Bundibugyo cooperatives call for National Cocoa Policy
Cooperators in Bundibugyo have decried the absence of a cocoa policy to regulate cocoa production and handling which has resulted in farmers earning less due to product quality issues.
The observation was made during a two-day training of leaders of cocoa cooperatives that are members of Semliki Cooperative Union, conducted in Bundibugyo district on Monday.
The training which focused on good governance, business and finance management, was facilitated by The Uhuru Institute for Social Development in partnership with Semliki Cooperative Union.
According to the General Manager, Semliki Cooperative Union, Methodius Alyesiima:
“Cocoa has no national policy or regulatory framework to regulate the quality of cocoa on the market, and farmers don’t have post-harvest handling equipment like tarpaulins,” he said.
He called on government to draft a national cocoa policy that will promote the quality of cocoa in order to improve on the marketability of Uganda’s cocoa.
Capacity gap
Meanwhile, the leaders also expressed concern about the need to train cooperators about their roles and responsibilities, ignorance of which has negatively affected their cooperatives, resulting in the collapse of many with others struggling financially.
The Chief Executive Officer of The Uhuru Institute, Leonard Okello, said some cooperatives enter into businesses they know little about and end up collapsing due to poor management.
“When a cooperative starts or goes into business that they don’t know better, it ends up collapsing, and most of these cooperatives have leaders who are not skilled” he observed.

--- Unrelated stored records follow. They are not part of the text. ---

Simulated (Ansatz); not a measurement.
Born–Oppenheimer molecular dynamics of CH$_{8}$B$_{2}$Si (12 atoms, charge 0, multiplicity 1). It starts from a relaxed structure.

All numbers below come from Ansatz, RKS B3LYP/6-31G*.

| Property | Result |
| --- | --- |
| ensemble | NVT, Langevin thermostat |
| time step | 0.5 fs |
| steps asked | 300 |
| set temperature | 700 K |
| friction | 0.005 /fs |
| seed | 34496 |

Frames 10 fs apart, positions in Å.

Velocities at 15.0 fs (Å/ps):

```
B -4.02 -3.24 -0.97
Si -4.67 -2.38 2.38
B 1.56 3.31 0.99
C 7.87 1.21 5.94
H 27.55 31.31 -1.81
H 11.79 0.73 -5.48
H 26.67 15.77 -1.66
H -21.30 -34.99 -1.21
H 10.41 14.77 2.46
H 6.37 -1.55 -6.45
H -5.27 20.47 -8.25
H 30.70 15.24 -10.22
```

He also noted that most members of cooperatives don’t know the core cooperative values and principles and tend to mess up as a result.
Semliki Cooperative Union General Manager, Alyesiima, seconded this observation and committed to translate the cooperative values and principles into local languages in an effort to make them more accessible to members.
“There is need for the core values and principles of cooperatives to be translated into local language for our members to understand them. The cooperative ethics will also be translated,” Alyesiima promised.
Teddy Kabagenyi,a member of Nyansoro Cooperative Society Limited opined that cooperatives are failing because they lack capacity-building trainings for members.
“Some members join cooperatives for the sake of joining one, but don’t know what they are supposed to do,” she said.
Cooperators were encouraged to join the Coop360 Network, an initiative of The Uhuru Institute that aims to help cooperatives overcome the many structural and capacity challenges they face, to enable them get trainings in their respective primary cooperatives.
Diversify investments
Okello encouraged cooperators to establish multipurpose cooperatives in areas which benefit their members so as to mitigate the risks that result from concentrating on a single business.
“Most cooperatives- such as those of cocoa- have no other business, and in case of a disaster like floods which has wash away the gardens, they [cooperatives] end up collapsing because their members are not earning,” Okello said.
He emphasised the role of cooperatives in promoting development and asked members to emulate successful cooperatives worldwide, such as those in China which contribute a lot to the economy
“In a country like China, you find that one cooperative has branches in all corners of the country with different businesses and this has helped China to develop,” he said.
Absent AGMs
Alyesiima expressed shock to learn, at the training, that most of the cooperatives have gone more than three years without holding Annual General Meetings (AGMs), a situation he described as “a disaster” for the affected cooperatives.
“During AGMs, members talk about important issues such as appointments to the company’s Board of Directors, compensations, dividend payments, reports and selection of auditors among others. Hence, if they don’t take place, then it puts a cooperative into a dilemma,” he argued.
He pledged to task all cooperatives to submit tentative dates for their AGMs in order to aid enforcement and ensure that they take place.